# Firearm transfer Alabama?



## PompNewbie

Anyone know the process for this? I called Mikes Gun shop and they told me that since a AL resident can legally purchase a gun in thier store and drive home with it.. that a transfer through a FFL is not required.. I have called the Local ATF office but had to leave a msg.
Can any FFL's confirm this?
This is for a long gun
Thanks


----------



## collectorden

It's a confusing issue, but the way I understand it, you can buy a non-handgun in person from a florida FFL, but not from an individual.

Q: To whom may an unlicensed person transfer firearms under the GCA?A person may sell a firearm to an unlicensed resident of his State, if he does not know or have reasonable cause to believe the person is prohibited from receiving or possessing firearms under Federal law. A person may loan or rent a firearm to a resident of any State for temporary use for lawful sporting purposes, if he does not know or have reasonable cause to believe the person is prohibited from receiving or possessing firearms under Federal law. A person may sell or transfer a firearm to a licensee in any State. However, a firearm other than a curio or relic may not be transferred interstate to a licensed collector.
[18 U.S.C. 922(a)(3) and (5), 922(d), 27 CFR 478.29 and 478.30]


Q: From whom may an unlicensed person acquire a firearm under the GCA?A person may only acquire a firearm within the person’s own State, except that he or she may purchase or otherwise acquire a rifle or shotgun, in person, at a licensee’s premises in any State, provided the sale complies with State laws applicable in the State of sale and the State where the purchaser resides. A person may borrow or rent a firearm in any State for temporary use for lawful sporting purposes.
[18 U.S.C. 922(a)(3) and (5), 922(b)(3), 27 CFR 478.29 and 478.30]

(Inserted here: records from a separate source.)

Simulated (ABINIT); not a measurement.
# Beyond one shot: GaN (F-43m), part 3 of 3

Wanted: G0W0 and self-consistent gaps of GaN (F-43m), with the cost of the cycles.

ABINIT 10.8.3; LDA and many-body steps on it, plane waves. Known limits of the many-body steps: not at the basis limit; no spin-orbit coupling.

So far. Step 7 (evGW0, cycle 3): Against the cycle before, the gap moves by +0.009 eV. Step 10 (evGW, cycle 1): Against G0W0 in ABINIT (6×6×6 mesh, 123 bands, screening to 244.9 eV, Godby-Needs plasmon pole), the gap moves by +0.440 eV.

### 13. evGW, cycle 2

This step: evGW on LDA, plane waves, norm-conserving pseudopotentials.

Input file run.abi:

I checked with Styx river range at one time and they said they do transfers from FL residents to AL residents.


----------



## user207

PompNewbie said:


> Anyone know the process for this? I called Mikes Gun shop and they told me that since a AL resident can legally purchase a gun in thier store and drive home with it.. that a transfer through a FFL is not required.. I have called the Local ATF office but had to leave a msg.
> Can any FFL's confirm this?
> This is for a long gun
> Thanks


An Alabama resident can purchase a long gun from a Florida store, and drive home with it. It is perfectly legal. Hand guns "no"


----------



## collectorden

Tim Barry ( BAYWATCH TOWERS ) said:


> An Alabama resident can purchase a long gun from a Florida store, and drive home with it. It is perfectly legal. Hand guns "no"


But the question is, can an Al resident buy a long gun from an individual in FL.


----------



## FrankwT

PompNewbie said:


> Anyone know the process for this? I called Mikes Gun shop and they told me that since a AL resident can legally purchase a gun in thier store and drive home with it.. that a transfer through a FFL is not required.. I have called the Local ATF office but had to leave a msg.
> Can any FFL's confirm this?
> This is for a long gun
> Thanks



They are right, when buying from a licensed store. An individual has to ship the gun to an FFL in AL is my understanding.


----------



## bobinbusan

But the question is, can an Al resident buy a long gun from an individual in FL. 

FTF = YES , what are your concerns? You got concerns then get a FFL to log it in FL. & then transfer it to you if you want a clear paper trail and owner ship of the weapon tracked back to you and away from the person you bought it from:whistling:

It's your dime, be cool and it is workable.

This is for a long gun only


----------



## PompNewbie

Per ATF (yes i called them) all firearms being sold across state lines are subject to transfer through FFL


----------



## Gravity3694

PompNewbie said:


> Per ATF (yes i called them) all firearms being sold across state lines are subject to transfer through FFL


Yep.

http://www.atf.gov/firearms/faq/unlicensed-persons.html#gca-unlicensed-transfer


----------



## bigbulls

If you are buying a long gun in Florida from a licensed dealer then you can take the gun home with you if your state does not prohibit you from purchasing from a dealer across state lines or outside of bordering states. Some states restrict you to buying within their borders or bordering states and some states do not have this restriction.

If you are buying a handgun from a licensed dealer in Florida then you must have that dealer ship the handgun to a licensed dealer in your state of residence. I know it dumb as shit but that's politicians for you.

Any firearm (hand gun or long gun) that is to be transferred between two private individuals across state lines must be shipped or delivered to a licensed dealer in your state of residence. This would require the purchaser to be 18 years of age for a long gun and 21 years of age for a hand gun. Again, dumb as shit but.........

If you are transferring a firearm privately within your states boundaries then no dealer need be involved, even if shipping to another part of the state (Pensacola to Tampa for example). Check with your states laws but in Florida this would only require the person receiving the firearm to be 18 years of age regardless if it were a hand gun or a long gun.


----------